Cuomo Calls for Scrapping City’s Over-Budget, Behind-Schedule, Borough Jails Plan & Rebuilding a Modern, Humane Rikers Instead
Proposes Working with Local Communities to Transform Borough Jail Sites into Affordable Housing and Mixed-Use Development
New York, NY - This morning, while addressing the Crain’s Business Mayoral Forum, Andrew M. Cuomo, candidate for Mayor of New York City, announced he would end the failing “borough-based jail” plan and instead rebuild Rikers Island into a modern, humane correctional campus, while reimagining the borough jail sites as affordable housing and mixed-use community developments.
“Let’s be clear: Rikers in its current form must be closed —it is a human rights violation: Outdated, unsafe, and unacceptable. But the borough-based jail plan was unworkable from the start. It has become a $16 billion boondoggle that will harm property values, drive away small businesses, disrupt schools, and has already divided communities, all while failing to deliver a safer, fairer justice system.
“The Rikers closure plan is a continuation of the legacy of the failed de Blasio administration: Ideology over competence. The deadlines have already slipped years past, costs have doubled, and neighborhoods are being forced to shoulder the burden of government at its worst. Now is the time to admit the mistake before we dig any deeper.

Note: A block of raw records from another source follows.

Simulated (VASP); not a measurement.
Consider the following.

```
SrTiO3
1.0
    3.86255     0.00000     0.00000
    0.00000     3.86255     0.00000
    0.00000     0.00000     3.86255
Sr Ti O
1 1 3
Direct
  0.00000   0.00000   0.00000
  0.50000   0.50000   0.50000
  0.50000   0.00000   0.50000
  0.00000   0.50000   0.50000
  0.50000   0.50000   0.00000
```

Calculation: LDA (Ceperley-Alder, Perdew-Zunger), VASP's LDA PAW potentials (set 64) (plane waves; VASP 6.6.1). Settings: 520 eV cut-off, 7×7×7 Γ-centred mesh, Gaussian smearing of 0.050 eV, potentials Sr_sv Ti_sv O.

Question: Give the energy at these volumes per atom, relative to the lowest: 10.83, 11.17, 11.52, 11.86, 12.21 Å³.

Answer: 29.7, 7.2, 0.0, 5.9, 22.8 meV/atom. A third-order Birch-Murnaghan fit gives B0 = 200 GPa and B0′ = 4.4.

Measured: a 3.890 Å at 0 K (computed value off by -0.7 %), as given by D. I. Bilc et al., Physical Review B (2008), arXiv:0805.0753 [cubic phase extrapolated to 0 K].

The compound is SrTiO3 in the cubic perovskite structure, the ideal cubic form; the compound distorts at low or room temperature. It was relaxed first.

“We can and must do both things at once: Close Rikers as we know it, and rebuild it the right way. We own the land and we can phase construction safely while keeping operations running, the same way we did with the L-train and LaGuardia airport — in the end we will have a humane, efficient correctional campus that is both functional and safe. Instead of building four massive jails in the middle of residential blocks, we can partner with local communities to reimagine those sites for affordable housing, mixed-use development, and neighborhood renewal.
“This is about common sense and competence. We need a mayor who can manage complex projects and deliver for New Yorkers — not chase slogans or make false promises. I will get this done, just as I’ve gotten many other seemingly impossible and intractable infrastructure projects done – on time and on budget.”
The City’s current four-borough jail plan is deeply behind schedule, logistically unworkable, and fiscally unsustainable:
The original 2019 plan projected $8 billion in costs and closure of Rikers by 2027
Current estimates have ballooned to $15–16 billion, nearly double the original price tag – experience suggests actual cost will be even more
Major contracts for the Queens ($3.9 billion) and Bronx ($2.9 billion) jails alone already total over $7 billion
The Brooklyn jail is two years behind schedule, while the Manhattan jail is not projected to be completed until 2032 — five years after the mandated Rikers closure date
The City’s own Budget Director has formally acknowledged that the 2027 closure deadline will not be met
The original plan proposed a total capacity of 3,300 people—less than half of Rikers Island’s population, which exceeded 7,000 in March 2025
Cuomo proposes scrapping the current four-borough jail scheme in favor of a phased rebuild of Rikers Island that is safe, modern, and humane — while ensuring local communities benefit from redevelopment elsewhere.
1. Phased Rebuild of Rikers
Rebuild outdated facilities the smart way: one at a time, so operations continue without interruption. Replace old, inhumane structures with new, modern, housing designed to promote rehabilitation, safety, and mental health. This is how Cuomo rebuilt LaGuardia Airport, and it worked.
2. Fiscal Accountability and Efficiency
By focusing construction on one secured site, the City can save billions in redundant costs, avoid years of delay, and use modern design-build contracting to keep projects on time and on budget — as Cuomo did with LaGuardia, Moynihan Train Hall, and the Kosciuszko Bridge. An analysis by the Manhattan Institute in 2020, estimated the cost of a plan like this to cost roughly $300 million less than the initial cost estimates of the borough-based jails before they ballooned to the current projected cost of $15 to $16 billion.
3. Community Redevelopment at Borough Jail Sites
Work hand-in-hand with neighborhood leaders, elected officials, and developers to reimagine borough jail parcels as new community assets:
Affordable housing built with union labor
Mixed-use developments with retail, childcare, and open space
Job-creating public projects tailored to each borough’s needs
4. Borough-Based Express Bus Service to Rikers
Launch direct express bus routes from each borough to Rikers Island for family members, legal aid, and community service providers — achieving visitation access without building four new jails in residential neighborhoods.
A Record of Results
Andrew Cuomo has a long record of accomplishment when it comes to managing major public projects on time and on budget:
Rebuilt LaGuardia and JFK Airports
Delivered the Moynihan Train Hall
Constructed the new Kosciuszko Bridge
Built the Second Avenue Subway Extension
Overhauled the L-Train Shutdown Project, Successfully Replacing a 15 to 20 Month Shutdown with a New Plan With Minimum Service Disruptions that was finished on budget and ahead of schedule.